Date: Feb 21 2024
Slides: https://15721.courses.cs.cmu.edu/spring2024/slides/08-scheduling.pdf
Reading
- An Experimental Comparison of Thirteen Relational Equi-Joins in Main Memory (S. Schuh, et al., SIGMOD 2016)
- A Seven-Dimensional Analysis of Hashing Methods and its Implications on Query Processing (S. Richter, et al., VLDB 2015) (Optional)
- Design and Evaluation of Main Memory Hash Join Algorithms for Multi-core CPUs (S. Blanas, et al., SIGMOD 2011) (Optional)
- Main-Memory Hash Joins on Multi-Core CPUs: Tuning to the Underlying Hardware (C. Balkesen, et al., ICDE 2013) (Optional)
- To Partition, or Not to Partition, That is the Join Question in a Real System (M. Bandle, et al., SIGMOD 2021) (Optional)
Raw Lecture Notes
- brief follow-up on Work Stealing and Dynamic Scaling from last class
- (Snowflake allows resource borrowing, they like have a cluster that can be used by multiple different tenants for excess capacity)
- Join is the most important operator!
- Parallel Hash Join / Hash Functions / Hashing Schemes
- How can we do a 2-way join in parallel?
- 3+-way (multi way join) will be next class
- 3 types of joins:
- Hash Join (faster much more often)
- Sort Merge Join (slower, but perfect if data is already sorted)
- Nested-Loop Join (basically irrelevant except for tables with very few number of rows)
- (Fun fact: SingleStoreDB implements all 3 for different cases. Sort Merge is great for SingleStore’s columnstore because data is sorted by the sort keys.)
- Over the years, there were lots of discussions on whether Hash Join or Sort Merge Join was faster. Nowadays the consensus is Hash Join is faster.
- Another historical discussion is whether Hash Join should have a pre-partition step or not. The consensus has shifted back and forth on this over the years in academia.
- Goals:
- 1 minimize synchronization (less latches)
- 2 minimize memory access cost (increase data locality and utilization of CPU caches)
- Hash Join R <> S Phases
- Phase 1 (Optional) Partition
- Phase 2 Build the HT
- Phase 3 Probe the HT, i.e., for each tuple in S, check HT, combine tuples accordingly
- Partition step for Hash Joins
- goal: distribute work/data across cores
- the cost of this step should be lower than the cost of cache misses during the Build Phase. Otherwise, it’s useless and negative to performance.
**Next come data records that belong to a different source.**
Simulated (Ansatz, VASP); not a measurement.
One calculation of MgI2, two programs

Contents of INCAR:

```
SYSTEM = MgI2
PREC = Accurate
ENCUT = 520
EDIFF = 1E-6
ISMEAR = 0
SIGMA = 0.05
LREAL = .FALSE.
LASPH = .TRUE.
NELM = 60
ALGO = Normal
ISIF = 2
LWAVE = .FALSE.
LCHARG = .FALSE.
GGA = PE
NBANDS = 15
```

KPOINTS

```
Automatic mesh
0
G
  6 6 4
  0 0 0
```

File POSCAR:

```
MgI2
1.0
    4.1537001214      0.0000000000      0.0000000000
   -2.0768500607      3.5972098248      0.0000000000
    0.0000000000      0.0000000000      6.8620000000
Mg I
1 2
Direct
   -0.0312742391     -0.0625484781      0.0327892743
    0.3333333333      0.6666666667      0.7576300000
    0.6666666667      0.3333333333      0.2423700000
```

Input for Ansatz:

- 2 general types of algorithms for partitioning
- blocking (radix)
- for Radix, we first build a histogram of keys and all threads receive this. We also take the prefix sum so each thread knows where it’s safe to write.
- each thread should have a local buffer and then batch writes to the global shared buffer
- the threads should ideally write data to the global shared buffer without writing to CPU cache first
- non-blocking (build can start in the meantime)
- shared partitions (latches)
- private partitions (gotta join the data at the end)
- Build Phase
- Build R → store everything in a hash table
- hash table:
- hash function (32 bit or 64 bit int output)
- hashing scheme (how we deal with inevitable collisions)
- chained hashing
- linear probe hashing
- robin hood hashing
- hopskotch hashing (too fancy)
- cuckoo hashing (too fancy)
- We should build a HT with 2x the number of elements in R.
- Robin Hood hashing makes building the HT slower but it leads to a much more even distribution which is good for retrieval (i.e., the Probe phase)
- Hopskotch haching and cuckoo hashing are too fancy for their own good. Simpler is better! But hopskotch is basically a fancier version of robin hood hashing.
- Hash Table Contents
- (I didn’t pay too much attention to this part…)
- But basically there’s a decision to be made on whether to store the entire tuple in the HT or just a pointer to it for some other data structure.